Luviano operates one of the few outfits in the Asheville area providing construction workers with a nutritious hot lunch. Luviano, her 23-year-old daughter Deyanira Chavez and Luviano’s friend Nohemi Luna every day make dozens of individually packed plates that Chavez delivers to construction sites beginning at 11:30 a.m. sharp.

“It works better for them because they don’t have time to get food that’s substantial,” says Chavez, a salsa-dance instructor who serves as her mother’s ambassador to the English-speaking world and the business’ spokeswoman. “Usually all they can get is McDonald’s. This saves them time.”

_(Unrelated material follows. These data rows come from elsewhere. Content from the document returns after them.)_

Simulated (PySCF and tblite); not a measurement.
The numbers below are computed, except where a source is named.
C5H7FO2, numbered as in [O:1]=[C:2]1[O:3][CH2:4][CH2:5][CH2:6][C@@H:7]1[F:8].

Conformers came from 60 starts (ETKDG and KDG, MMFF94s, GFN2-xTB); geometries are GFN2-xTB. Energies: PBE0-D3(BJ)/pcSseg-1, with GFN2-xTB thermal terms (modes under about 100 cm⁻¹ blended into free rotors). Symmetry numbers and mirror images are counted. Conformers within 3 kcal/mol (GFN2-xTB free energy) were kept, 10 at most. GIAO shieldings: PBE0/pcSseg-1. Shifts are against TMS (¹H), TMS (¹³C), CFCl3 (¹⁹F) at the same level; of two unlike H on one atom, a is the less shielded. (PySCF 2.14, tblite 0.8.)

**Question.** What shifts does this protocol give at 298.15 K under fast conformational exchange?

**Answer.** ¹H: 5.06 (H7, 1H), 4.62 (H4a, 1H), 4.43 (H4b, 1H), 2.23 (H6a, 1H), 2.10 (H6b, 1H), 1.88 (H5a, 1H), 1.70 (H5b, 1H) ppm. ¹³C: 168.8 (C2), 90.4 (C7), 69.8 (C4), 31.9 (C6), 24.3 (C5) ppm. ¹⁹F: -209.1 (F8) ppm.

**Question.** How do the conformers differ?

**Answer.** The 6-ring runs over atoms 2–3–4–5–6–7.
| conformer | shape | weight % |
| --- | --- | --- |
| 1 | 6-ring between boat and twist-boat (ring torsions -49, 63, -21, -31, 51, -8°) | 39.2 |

Fast food is Delicias Latinas’ only real competition, since, Chavez reports, few workers today pack a lunch pail. When she visits new construction sites to troll for new customers, the promise of a home-cooked meal—at $6 a pop, including freshly made tortillas—is all the sales pitch she needs.

“A lot of them aren’t married, or if they are married, their spouse isn’t here, or, if their spouse is here, she’s working too,” Chavez explains.

Chavez remembers her mother, a native of Michoacán State, wanting to open a restaurant in Morelia when she was growing up there. But a dispute over the proposed location forced her to postpone her professional cooking career until she emigrated north. Earlier this year, she partnered with two other immigrant entrepreneurs—Victor Cruz, a talented baker who makes a mean Mexican doughnut, and Rosa Perez, who runs a small taco truck she parks at commercial nurseries—to share a workspace at Blue Ridge Food Ventures, which supports small business start-ups in the food industry.

“So it was like three businesses together,” Chavez recalls. “It was very hard by ourselves. A lot of people try to make it, but it’s hard to get started because there are things you have to do properly. We could afford it because we were like a small company.”

Blue Ridge Food Ventures Executive Director Mary Lou Surgi says she’s trying to help Luviano “branch out” beyond her own community and make her lunch plates available to workers on the A-B Tech Enka-Candler campus, where the Blue Ridge Food Ventures kitchen is located. “The food is fabulous,” Surgi says.

Delicias Latinas does some party catering, but the job-site lunch has become the heart of its business. Although Chavez sometimes experiments with dishes and techniques she’s seen on the Food Network, most of the plate-destined foods are made from Luviano’s traditional recipes.

“Every day we make something different so they don’t get bored and we don’t get bored,” Chavez says while scooping spiced fajita chicken meat into boxes. “Everybody’s favorite is the enchiladas, because we make the sauce with a different chile. It’s not tomato-based, it’s just hot chiles. So it has a whole different flavor.”

Chavez says the Delicias crew sometimes gets requests for regional delicacies that the workers have trouble finding around Asheville.

“They’ll really want something like shrimp or mole,” she says.

While the workers have declared a temporary moratorium on Luviano’s popular carnitas, citing fears of swine flu, they’re apparently still craving her tamales and gorditas. They’ve also announced their collective predilection for an occasional sugary treat.

“We get sweetbreads from Victor,” Chavez says, motioning toward her neighbor in the kitchen. “People like to get that, especially when it’s rainy and cold.”

Chavez hopes to eventually enroll in college, but says she doesn’t mind the mornings spent cooking with her mother. “What I like most about this is when you sell something you made, and people are like, ‘I really like that,’” she says. “You feel good.”